(Updates with creditor comments starting in eighth paragraph, Moody’s in 10th.)
Jan. 17 (Bloomberg) -- BTA Bank may skip a $166 million coupon payment due tomorrow because it has an “acute need to restore capital” and faces the risk of a run on deposits, acting Chief Executive Officer Askhat Beisenbayev said.
The Kazakh lender, which is seeking its second restructuring in as many years, has proposed a debt overhaul that’s in the interest of all stakeholders and expects the plan to be supported, Beisenbayev told reporters today in the country’s commercial capital, Almaty.
BTA has scheduled a Jan. 26 vote by shareholders on the non-payment of interest on its bonds as well as a “moratorium on certain payments” to its creditors, excluding depositors. Chairman Anvar Saidenov proposed the restructuring in a Dec. 23 letter to shareholders to stave off bankruptcy. The bank may not have enough cash to make the next interest payment due “on certain” debts, he said.
A group of unidentified creditors has demanded that BTA make the payment before discussing the proposed restructuring. The coupon payment would reduce the exposure of BTA and Kazakh sovereign-wealth fund Samruk-Kazyna to the risk of claims of securities-law violations, according to a Dec. 30 letter to BTA, the Kazakh central bank and Samruk-Kazyna sent by New York-based law firm Dewey & LeBoeuf LLP, which represents the bondholders.
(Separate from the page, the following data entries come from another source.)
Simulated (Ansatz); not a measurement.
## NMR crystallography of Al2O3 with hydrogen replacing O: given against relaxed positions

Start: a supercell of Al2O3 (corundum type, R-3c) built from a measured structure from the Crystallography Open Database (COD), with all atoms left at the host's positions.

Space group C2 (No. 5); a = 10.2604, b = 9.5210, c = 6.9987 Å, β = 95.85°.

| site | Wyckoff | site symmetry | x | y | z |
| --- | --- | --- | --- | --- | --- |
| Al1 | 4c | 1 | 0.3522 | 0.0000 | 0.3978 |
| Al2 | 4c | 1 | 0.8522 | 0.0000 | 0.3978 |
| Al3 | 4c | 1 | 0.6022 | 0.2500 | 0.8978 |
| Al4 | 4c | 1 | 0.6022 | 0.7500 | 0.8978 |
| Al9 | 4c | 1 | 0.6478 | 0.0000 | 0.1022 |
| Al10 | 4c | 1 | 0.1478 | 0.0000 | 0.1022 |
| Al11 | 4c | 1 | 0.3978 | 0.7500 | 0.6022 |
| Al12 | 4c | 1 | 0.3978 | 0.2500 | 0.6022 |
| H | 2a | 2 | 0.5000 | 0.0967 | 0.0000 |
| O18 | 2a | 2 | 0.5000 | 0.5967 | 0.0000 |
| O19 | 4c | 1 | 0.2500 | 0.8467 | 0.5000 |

Samruk-Kazyna took over BTA in February 2009, two months before the nation’s largest lender at the time defaulted on $12 billion of debt. The state holds an 81.5 percent stake in the Almaty-based lender, which won 92 percent creditor approval for a restructuring plan in May 2010.
“I propose to discuss after the vote” the question of what the bank will do if shareholders don’t support BTA’s restructuring plan, Saidenov said today, declining to say if the lender will pursue a restructuring regardless of the vote outcome. “One always needs to have Plan B, but it’s also not certain and has different options.”
Under the terms of a trust deed that covers the bonds due in 2018 and 2021 that are mentioned in the creditors’ letter, if BTA “fails to pay any amount of principal or interest in respect of the notes when the same becomes due and payable and such default continues for a period of 10 business days.”
A group of the bank’s senior creditors said today it’s “very disappointed that BTA has chosen not to pay the coupon despite the fact that it has ample liquidity to do so.”
“We are now entering a process of appointing a formal committee,” the group said in an e-mailed statement. “The lack of willingness of BTA, a government-owned institution, to service its debts and pursue a restructuring just 18 months after the last one is very surprising.”
BTA had about $700 million of liquid assets as of the end of November, excluding about $1 billion of bonds eligible for repurchase transactions with the central bank at the end of the third-quarter, Moody’s Investors Service said in a report e- mailed today and dated yesterday.
The bank’s capital shortfall may exceed 735 billion tenge ($5 billion) by the end of 2012, assuming a minimum 10 percent Tier 1 ratio,’’ BTA said last week in a presentation to holders of its global depositary receipts.
‘Outright and Disorderly’
The resignations of two board members representing the lender’s creditors and Marat Zairov as chief executive last week suggest a conflict between the bank’s key shareholders that “increases the likelihood of an outright and disorderly default” tomorrow, Moody’s said.
“A failure to reach an agreement between Samruk-Kazyna and the bank’s creditors on restructuring terms will likely lead to BTA’s liquidation, with creditors unlikely to receive any repayments,” Armen Dallakyan, a London-based Moody’s analyst said in the report.
The interests of different groups of creditors don’t coincide and the bondholders have the right to accelerate payments in case of default, Saidenov said. Owners of the bank’s recovery units may speed up payments if bondholders make the step, he said.
BTA creditors received 10-year recovery notes as part of a restructuring accord in 2010, under which they’ll get 50 percent of anything the lender recovers from impaired assets, including any award in a lawsuit against the bank’s previous management.
‘Not Too Many Options’
“I think at this stage creditors don’t have too many options and they are going to lose a lot more if they vote against the plan,” Apostolos Bantis, a credit analyst at Commerzbank AG in London, said by e-mail today. “If creditors accelerate, the bank is likely to go into liquidation –- in such scenario BTA will probably withdraw most of the valuable assets to protect depositors and Samruk-Kazyna’s assets and liabilities and there will very little left for creditors.”
Senior creditors may be asked to absorb a loss of “at least 50 percent as the best-case scenario although the haircut could rise up to 75 to 80 percent should Samruk-Kazyna prove unwilling to provide new equity,” according to Commerzbank.
BTA has a “good possibility” of reaching an agreement with investors, central bank Chairman Grigori Marchenko said Jan. 10. The Kazakh lender saw deposit inflows from households after the debt proposal was announced, according to Marchenko.